On one side of Tianfu Square is the Chengdu Museum, a sleekly modern building that resembles a massive, glassy spaceship implanted into the earth.
From the top floor of the museum, the whole of Tianfu Square, and its yin-yang symbolism, can be seen.
The museum is as futuristic as the Chairman Mao statue is retrospective. Within its spacious halls, dioramas, displays of items and pictures depict Chengdu’s many aspects and its rich history, but there are chapters missing, such as the Cultural Revolution and the depopulation of Sichuan in the 17th century. Too sensitive?
A short walk from Tianfu Square is the proletariat-class-sounding People’s Park. Far from being as drab and dull as its name, it is unexpectedly lush, varied and vibrant, with an artificial hillock planted with trees of different-coloured foliage, wending walkways, gardens, lakes and multiple plant sections.
Traditional China is evident here: courtly gentlemen dipping long brushes into water to write beautiful calligraphy on dry paving stones, their writings fading in minutes; ear-cleaning and picking services; anxious parents looking for potential partners for their offspring in the matchmaking section; rowboats for rent at water lily-covered ponds; and tea houses.
In China, the tea house is an institution, a venue for social bonding and gossip. People meet and chat, play mahjong and chess, exercise, nibble melon seeds and drink tea for hours on end here. Chengdu apparently has more tea houses than any city in China, one of the most famous and popular being Heming Tea House in People’s Park.

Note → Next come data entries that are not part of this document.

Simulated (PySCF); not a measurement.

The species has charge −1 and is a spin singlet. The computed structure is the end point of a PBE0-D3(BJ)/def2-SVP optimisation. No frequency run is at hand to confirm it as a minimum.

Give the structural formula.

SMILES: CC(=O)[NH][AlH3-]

Shaded by leafy foliage and overlooking the placid lake, Heming Tea House is over a century old, and a victim of its own fame.
You can sit at tables and chairs under an array of umbrellas and partake of a fine selection of teas and “small eats”, but finding a table to relax here can be, ironically, stressful.
Bonus extras
Chengdu’s Wide-Narrow Alley or Kuanzhai Xiangzi is a popular tourist haunt. A residential area during the Qing dynasty period, the area has been reborn as a commercial hub with art galleries, tea houses, shops, cafés and restaurants in its courtyard buildings, and a thriving and lively street of food stalls and vendors.
Throbbing with colour and activity, the narrow streets provide insights into the elegant life of the Qing period, and its graceful architecture and residential design that have been repurposed for 21st-century Chengdu.
Chengdu was the capital of the Shu Han Kingdom, founded by Liu Bei, one of the major characters in the Chinese classic Romance of the Three Kingdoms. Written in the 14th century, this most-admired of Chinese stories was grounded in fact, covering the period of the Three Kingdoms from 184-280AD.
The hugely important novel incorporates many of the values of Chinese tradition: virtue, loyalty, service to the people and the country, courage and morality. In Chengdu, this period of Chinese history and traditional values is commemorated in the most important museum and shrine in the world dedicated to the Romance of the Three Kingdoms.
The Wuhou Shrine in central Chengdu, built in 223AD, is a mandatory stop for Chinese visitors, with a constant stream of schoolchildren and other organised groups.
It is mainly dedicated to one of the towering legends in Chinese history, the military strategist and adviser to Liu Bei, Zhuge Liang, who has been immortalised in countless movies, books, TV series and novels. The building comprises a series of halls and shrines, erected next to the Temple of Liu Bei. The undisturbed mausoleum of Lu Bei, where he was laid to rest 1,700 years ago, is located here. Next to Wuhou Shrine is one of the oldest shopping streets in Sichuan, the 2,000-year-old Jinli Old Street. It is a 500m stretch of shops, restaurants, tea houses and entertainment spots featuring Shu-era food, snacks and souvenirs in a lively reimagining of ancient Chengdu.
There are other traditionally important institutions, such as the Daci Temple and Wenshu Monastery, to visit, as well as modern Chengdu, best exemplified by the 21st-century fashion and razzle-dazzle shops at Tai Koo Li along Chunxi Street.
The distinctive cuisine of Sichuan is famous throughout China for its multitude of dishes, the unique tingle of Sichuan peppers rendering an unforgettable experience at the vast variety of restaurants, spanning Michelin-starred establishments to roadside outdoor hotpot eating venues.
The extensive and inexpensive public transport system makes getting around the city easy. The hundreds of kilometres of highway in Chengdu are plied by six million cars. High-speed trains allow day visits to nearby attractions such as the Leshan Buddha, the Unesco-listed Dujiangyan irrigation system and the bizarrely interesting Sanxingdui archaeological museum.
Chengdu today is a modern metropolis of over 20 million people, a rich mélange of culture, history, a unique cuisine, 21st-century infrastructure and, of course, the giant panda.